2004-01-15 00:39:36

by Jun Sun

[permalink] [raw]
Subject: [BUG] 2.6.1/MIPS - missing cache flushing when user program returns pages to kernel


I have been chasing a nasty memory corruption bug on my MIPS box with
2.6.1 kernel. In the end it appears the following sequence has
happened:

1. userland gets a page and writes some stuff to it, which dirties
data cache. In my case, it is actually doing a sys_read() into
that page. See my kgdb trace attached in the end.

2. userland returns this page to kernel *without* any cache flushing,
i.e., the dcache is still dirty.

3. kernel calls kmalloc() to get a block from this page.

4. the dirty dcache is written back to physical memory some time later,
corrupting the kernel data.

It seems to me the problem is that we should do a cache flush
for all the pages returned to kernel during step 2.

I attached a hack which solves my problem but I am not sure if it is
most appropriate. It looks like the affected user region (start, end)
can span over multiple vma areas. If so, the fix will only flush the first
area.

Also, it is hard to find an appropriate place to do the flushing
The new 2.6 mm is a confusing maze to me. I hope someone more
knowledgable can come up with a more decent fix for this problem.
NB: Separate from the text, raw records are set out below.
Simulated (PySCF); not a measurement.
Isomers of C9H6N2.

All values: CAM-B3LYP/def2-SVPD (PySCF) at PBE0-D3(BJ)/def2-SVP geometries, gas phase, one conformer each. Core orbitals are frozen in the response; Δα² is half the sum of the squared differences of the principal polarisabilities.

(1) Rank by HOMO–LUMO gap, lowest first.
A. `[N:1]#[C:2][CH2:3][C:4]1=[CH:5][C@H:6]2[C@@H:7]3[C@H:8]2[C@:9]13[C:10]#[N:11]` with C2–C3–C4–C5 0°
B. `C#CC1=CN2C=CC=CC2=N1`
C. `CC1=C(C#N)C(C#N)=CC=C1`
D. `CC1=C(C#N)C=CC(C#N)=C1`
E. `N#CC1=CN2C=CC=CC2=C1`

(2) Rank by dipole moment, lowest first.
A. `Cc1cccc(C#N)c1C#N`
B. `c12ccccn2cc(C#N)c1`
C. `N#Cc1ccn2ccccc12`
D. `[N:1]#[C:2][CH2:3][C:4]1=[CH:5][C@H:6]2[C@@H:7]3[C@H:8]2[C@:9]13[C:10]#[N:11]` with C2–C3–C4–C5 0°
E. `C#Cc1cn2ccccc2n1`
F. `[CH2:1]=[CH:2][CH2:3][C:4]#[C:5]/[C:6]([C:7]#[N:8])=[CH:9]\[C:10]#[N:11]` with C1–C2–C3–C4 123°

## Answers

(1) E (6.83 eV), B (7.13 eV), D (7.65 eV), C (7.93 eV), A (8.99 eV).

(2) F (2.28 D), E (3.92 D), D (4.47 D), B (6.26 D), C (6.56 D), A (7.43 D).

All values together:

BTW, it appears in 2.4 we are doing this flushing in do_zap_page_range()
where we call a flush_cache_range(mm, start, end).

Jun

P.S., Here is the stack trace when dirty data is written to user page:

$8 = 0x2aac3000
(gdb) p/x kaddr
$9 = 0x811a3880
(gdb) bt
#0 both_aligned () at arch/mips/lib/memcpy.S:222
#1 0xffffffff8014351c in file_read_actor (desc=0x87fd1dd0, page=0x8102c178,
offset=0, size=2717) at mm/filemap.c:754
#2 0xffffffff80143088 in do_generic_mapping_read (mapping=0x803e3168,
ra=0x87fe8868, filp=0x87fe8820, ppos=0x87fe8840, desc=0x87fd1dd0,
actor=0x80143480 <file_read_actor>) at mm/filemap.c:658
#3 0xffffffff801437a0 in __generic_file_aio_read (iocb=0x80143480,
iov=0x811a3880, nr_segs=1, ppos=0x87fe8840) at fs.h:1334
#4 0xffffffff80143884 in generic_file_read (filp=0x61697265,
buf=0xcccccccd <Address 0xcccccccd out of bounds>, count=715927552,
ppos=0xa9d) at mm/filemap.c:877
#5 0xffffffff80162688 in vfs_read (file=0x87fe8820,
buf=0x2aac3000 "# /etc/inittab: init(8) configuration.\n# $Id: inittab,v 1.8 1998/05/10 10:37:50 miquels Exp $\n\n# The default runlevel.\nid:3:initdefault:\n\n# Boot-time system configuration/initialization script.\n# This"...,
count=4096, pos=0x87fe8840) at fs/read_write.c:213
#6 0xffffffff80162918 in sys_read (fd=715929728,
buf=0x2aac3000 "# /etc/inittab: init(8) configuration.\n# $Id: inittab,v 1.8 1998/05/10 10:37:50 miquels Exp $\n\n# The default runlevel.\nid:3:initdefault:\n\n# Boot-time system configuration/initialization script.\n# This"...,
count=4096) at fs/read_write.c:278

It appears I lost the stack trace when kernel finds data corruption. It is somewhere
inside d_splice_alias() where inode->i_dentry, happens to be at 0x811a3880, has
a wrong value instead of the expected 0.


Attachments:
(No filename) (2.88 kB)
missing-cache-flush-on-return-user-page.patch (372.00 B)
Download all attachments

2004-01-15 01:12:17

by Andrew Morton

[permalink] [raw]
Subject: Re: [BUG] 2.6.1/MIPS - missing cache flushing when user program returns pages to kernel

Jun Sun <[email protected]> wrote:
>
> I have been chasing a nasty memory corruption bug on my MIPS box with
> 2.6.1 kernel. In the end it appears the following sequence has
> happened:
>
> 1. userland gets a page and writes some stuff to it, which dirties
> data cache. In my case, it is actually doing a sys_read() into
> that page. See my kgdb trace attached in the end.
>
> 2. userland returns this page to kernel *without* any cache flushing,
> i.e., the dcache is still dirty.
>
> 3. kernel calls kmalloc() to get a block from this page.
>
> 4. the dirty dcache is written back to physical memory some time later,
> corrupting the kernel data.
>
> It seems to me the problem is that we should do a cache flush
> for all the pages returned to kernel during step 2.
>
> I attached a hack which solves my problem but I am not sure if it is
> most appropriate. It looks like the affected user region (start, end)
> can span over multiple vma areas. If so, the fix will only flush the first
> area.
>
> Also, it is hard to find an appropriate place to do the flushing
> The new 2.6 mm is a confusing maze to me. I hope someone more
> knowledgable can come up with a more decent fix for this problem.
>
> BTW, it appears in 2.4 we are doing this flushing in do_zap_page_range()
> where we call a flush_cache_range(mm, start, end).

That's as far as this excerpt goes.